View Full Version : Four Blown Tires on Cyprus

big fraidy cat
30th Jun 2006, 10:02
Found this article in today's Cyprus Mail online edition. No mention of aircraft type, but that's a lotta tires to blow.

Plane in 4-tyre blow out at Paphos airport

A GERMAN LTU flight carrying 187 passengers and crew from Dusseldorf to Paphos yesterday suffered a four-tyre blow out upon landing on the runway of Paphos Airport.

The incident occurred at 6.30pm, with airport officials taking two-and-a-half hours to clear all the debris from the runway.

No injuries were reported and all passengers were safely taken off the plane.

Paphos Airport Civil Aviation Services Manager, Androula Christodoulou said the problem forced the authorities to close the airport, affecting a total of five flights scheduled for last night. Some were diverted to Larnaca Airport.

“We couldn’t fix the plane and we are waiting for spare parts from Germany,” she said, adding however that she could not speculate as to the time required to reopen the airport because of the problem’s “technical nature.”

Copyright © Cyprus Mail 2006

30th Jun 2006, 13:52
Just heard that an LTU 321 blew all four of its main during landing in PFO. Airport said to have been closed for some time, since ac couldn´t be moved.
Any daring colleagues out there with some more info on the case?

30th Jun 2006, 14:16
inadvertant selection of autobrake max?

Lou Scannon
30th Jun 2006, 15:32
Bearcat: What would that do apart from apply maximum braking?

30th Jun 2006, 16:24
Bearcat: What would that do apart from apply maximum braking?

Heat the tyres up so much that they blew. Just like an RTO.

Lou Scannon
30th Jun 2006, 16:43
mmm... well it's been six years since I last diced with the auto-brake system and even then I remember there were many misconceptions about it's use but I never noticed that the selector had various selections with the last one annotated (Blow all main tyres)!
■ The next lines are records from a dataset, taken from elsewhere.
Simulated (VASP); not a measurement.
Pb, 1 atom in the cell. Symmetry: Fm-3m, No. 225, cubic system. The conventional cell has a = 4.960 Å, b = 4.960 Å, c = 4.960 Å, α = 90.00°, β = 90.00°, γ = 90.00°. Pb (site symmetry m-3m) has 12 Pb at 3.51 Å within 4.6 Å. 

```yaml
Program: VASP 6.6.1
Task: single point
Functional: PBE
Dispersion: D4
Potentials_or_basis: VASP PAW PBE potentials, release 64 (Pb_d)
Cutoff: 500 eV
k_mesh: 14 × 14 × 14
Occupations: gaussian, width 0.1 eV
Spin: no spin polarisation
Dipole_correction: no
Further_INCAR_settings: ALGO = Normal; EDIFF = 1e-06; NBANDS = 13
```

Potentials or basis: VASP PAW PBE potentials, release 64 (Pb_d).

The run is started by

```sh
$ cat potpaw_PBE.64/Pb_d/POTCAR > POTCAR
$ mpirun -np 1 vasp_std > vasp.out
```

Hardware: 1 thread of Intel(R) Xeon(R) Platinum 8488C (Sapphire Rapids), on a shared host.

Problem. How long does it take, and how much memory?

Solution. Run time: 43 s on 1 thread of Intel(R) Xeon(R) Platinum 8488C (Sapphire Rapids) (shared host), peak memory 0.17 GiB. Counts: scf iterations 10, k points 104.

Several pilots were reluctant to select "max" even when landing at maximum weight for a limiting runway. As on every landing, they knew not whether the reversers would work until they were on the ground by which time it would have been a little late to make the selection.

We are all second guessing the problem at the airfield under discussion but I doubt that the Captain would have had "max" selected and that even had he done so, at normal landing weights, it would not have been a problem.

More likely a failure in the system?

30th Jun 2006, 20:56

On the airbus, you NEVER, EVER use autobrake max for landing. The only time it is selected is before T/O in case of an RTO.

It doesn't seem unlikely that the use of max autobrake on landing would cause at least a few tyres to blow.

30th Jun 2006, 22:55
that must be a personalised airbus ZBMAN,not like any i,ve flown...:rolleyes:

1st Jul 2006, 01:04
I'm talking about a320 series, and I'm pretty damn sure about what I've said.
In addition if you look in the FCOM 1.32.30 p3 for msn 2105 onwards, you will find "MAX autobrake cannot be armed in flight"
It is also clearly stated in my ops manual that MAX autobrake must never be used for landing. I'm not just making this up...

1st Jul 2006, 01:28
Brake 1 = Aircraft will stop in the mud.
Brake 2 = Aircraft will stop before the mud.
Brake 3 = Aircraft will stop well before the mud.
Brake 4 = Aircraft will stop in the shortest distance.
Brake 5 = Aircraft will blow some tyres and lots of paperwork to be actioned.
Am note sure if Brake 5 is so good, however good luck to those who hav it fitted to their Aircraft and choose to use it.:eek: :eek: :eek:

1st Jul 2006, 01:43
on a 320/321 there are only 3 modes LOW/MED/MAX.

1st Jul 2006, 03:34
The wheels are equipped with fuses that will melt if overheated, prevents tire from building so much heat they explode. There is a good chance if all four tires went flat that one tire failed, the debris on the runway and the extra heat generated by the over worked brakes caused the rest of the plugs to melt.

1st Jul 2006, 10:21
Yep happened on a Tristar in Palma - blew all 8 :)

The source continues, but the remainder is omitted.